The Polarization of Political Opinions and The CEDA
The need for unity was the constant theme of the campaign fought by the CEDA and the election was presented as a confrontation of ideas, not of personalities. The electors' choice was simple: they voted for redemption or revolution and they voted for Christianity or Communism. The fortunes of Republican Spain, according to one of its posters had been decided by 'immorality and anarchy'. Catholics who continued to proclaim their republicanism were moved into the revolutionary camp and many speeches argued that the Catholic republican option had become totally illegitimate. 'A good Catholic may not vote for the Conservative Republican party' declared a Gaceta Regional editorial and the impression was given that Conservative Republicans, far from being Catholics, were in fact anti-religious. In this all-round attack on the political centre, the mobilization of women also became a major electoral tactic of the Catholic right. The Asociación Feminina de Educación had been formed in October 1931. As the 1933 general election approached women were warned that unless they voted correctly communism would come " which will tear your children from your arms, your parish church will be destroyed, the husband you love will flee from your side authorized by the divorce law, anarchy will come to the countryside, hunger and misery to your home." AFEC orators and organisers urged women to vote 'For God and for Spain!' Mirroring the female qualities emphasized by AFEC the CEDA's self-styled seccíon de defensa brought young male activists to the fore. In one incident in the last week of the campaign, in Guijuelo the efforts of a group of left wing sympathisers to prevent people entering the bullring, where José María Lamamié de Clairac was speaking, led to a running battle with CEDA's sección de defensa. Later stopped and searched they were found to be carrying a quantity of pizzle whips - (whips made from the dried penises of bulls) - taken along to 'fend off the violence which had been promised.' It was one example of the polarisation of political opinions which had occurred in the province of Salamanca, Robles's province, since the early days of the Republic. This new CEDA squad was also very much in evidence on election day itself, when its members patrolled the streets and polling stations in the provincial capital, supposedly to prevent the left from tampering with the ballot boxes.

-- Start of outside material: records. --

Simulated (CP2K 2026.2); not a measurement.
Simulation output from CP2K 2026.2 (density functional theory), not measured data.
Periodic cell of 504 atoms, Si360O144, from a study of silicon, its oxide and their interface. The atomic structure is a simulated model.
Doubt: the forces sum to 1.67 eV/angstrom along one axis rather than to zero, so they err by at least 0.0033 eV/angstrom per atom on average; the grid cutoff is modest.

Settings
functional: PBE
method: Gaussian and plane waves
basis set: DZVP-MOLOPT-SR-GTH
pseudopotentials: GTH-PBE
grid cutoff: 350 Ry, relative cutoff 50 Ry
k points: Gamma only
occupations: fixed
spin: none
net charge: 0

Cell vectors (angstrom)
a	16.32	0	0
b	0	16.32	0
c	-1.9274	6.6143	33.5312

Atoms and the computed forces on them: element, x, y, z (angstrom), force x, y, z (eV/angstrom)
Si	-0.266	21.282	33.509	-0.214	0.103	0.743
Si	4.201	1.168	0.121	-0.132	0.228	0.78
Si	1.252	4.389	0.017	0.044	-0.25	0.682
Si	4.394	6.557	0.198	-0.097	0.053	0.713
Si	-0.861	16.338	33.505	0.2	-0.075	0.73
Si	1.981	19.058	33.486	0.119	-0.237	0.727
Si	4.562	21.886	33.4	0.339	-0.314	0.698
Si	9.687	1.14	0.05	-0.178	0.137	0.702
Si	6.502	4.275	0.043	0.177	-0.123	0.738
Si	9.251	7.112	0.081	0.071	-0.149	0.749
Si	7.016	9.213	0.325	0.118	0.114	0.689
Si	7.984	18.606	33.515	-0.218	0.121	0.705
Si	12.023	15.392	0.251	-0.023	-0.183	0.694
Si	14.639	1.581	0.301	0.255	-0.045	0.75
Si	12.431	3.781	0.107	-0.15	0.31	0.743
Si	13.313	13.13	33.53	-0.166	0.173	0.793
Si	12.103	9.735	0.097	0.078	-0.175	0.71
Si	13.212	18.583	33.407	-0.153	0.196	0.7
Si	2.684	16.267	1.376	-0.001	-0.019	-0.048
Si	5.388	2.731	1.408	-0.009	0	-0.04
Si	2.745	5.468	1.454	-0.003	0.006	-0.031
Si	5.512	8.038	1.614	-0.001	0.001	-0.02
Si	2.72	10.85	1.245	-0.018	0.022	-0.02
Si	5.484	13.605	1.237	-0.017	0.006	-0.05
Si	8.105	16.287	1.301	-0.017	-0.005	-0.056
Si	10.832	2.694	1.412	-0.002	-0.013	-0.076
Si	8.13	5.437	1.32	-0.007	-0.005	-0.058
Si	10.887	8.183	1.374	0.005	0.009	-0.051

In the 1933 elections, the CEDA won the most seats in the Cortes.The CEDA had won a plurality of seats; however, these were not enough to form a majority, but then President Niceto Alcalá-Zamora declined to invite the leader of the CEDA, Gil Robles, to form a government and instead invited the Radical Republican Party's Alejandro Lerroux to do so. CEDA supported the centrist government led by Lerroux; it later demanded and, on October 1, 1934, received three ministerial positions. They suspended most of the reforms of the previous Manuel Azaña government, provoking an armed miners' rebellion in Asturias on October 6, and an autonomist rebellion in Catalonia—both rebellions were suppressed (Asturias rebellion by young General Francisco Franco), being followed by mass political arrests and trials. CEDA continued to mimic the German Nazi Party, Robles staging a rally in March 1934, to shouts of "Jefe" ("Chief", after the Italian "Duce" used in support of Mussolini). Robles used anti-strike law to pick union leaders off one by one, and attempted to undermine the republican government of the Esquerra in Catalonia, who attempted to continue the republic's previous reforms. Using the title jefe, the JAP created an intense and often disturbing cult around the figure of Gil Robles. Robles himself had returned from Nuremberg in 1933 and spoken of its " youthful enthusiasm, steeped in optimism, so different to the desolate and enervating scepticism of our defeatists and intellectuals."
The Juventudes de Acción Popular, the youth wing within the CEDA, " soon developed its own character. The JAP emphasized sporting and political activity. It had its own fortnightly paper, the first issue of which proclaimed : 'We want a new state.' The JAP's distaste for the principles of universal suffrage was such that internal decisions were never voted upon. As the thirteenth point of the JAP put it : 'Anti-parliamentarianism. Anti-dictatorship. The people participating in Government in an organic manner, not by degenerate democracy.' The line between Christian corporatism and fascist statism became very thin indeed. The fascist tendencies of the JAP were vividly demonstrated in the series of rallies held by the CEDA youth movement during the course of 1934.
On 26 September, the CEDA announced it would no longer support the RRP's minority government; it was replaced by a RRP cabinet, led by Lerroux once more, that included three members of the CEDA.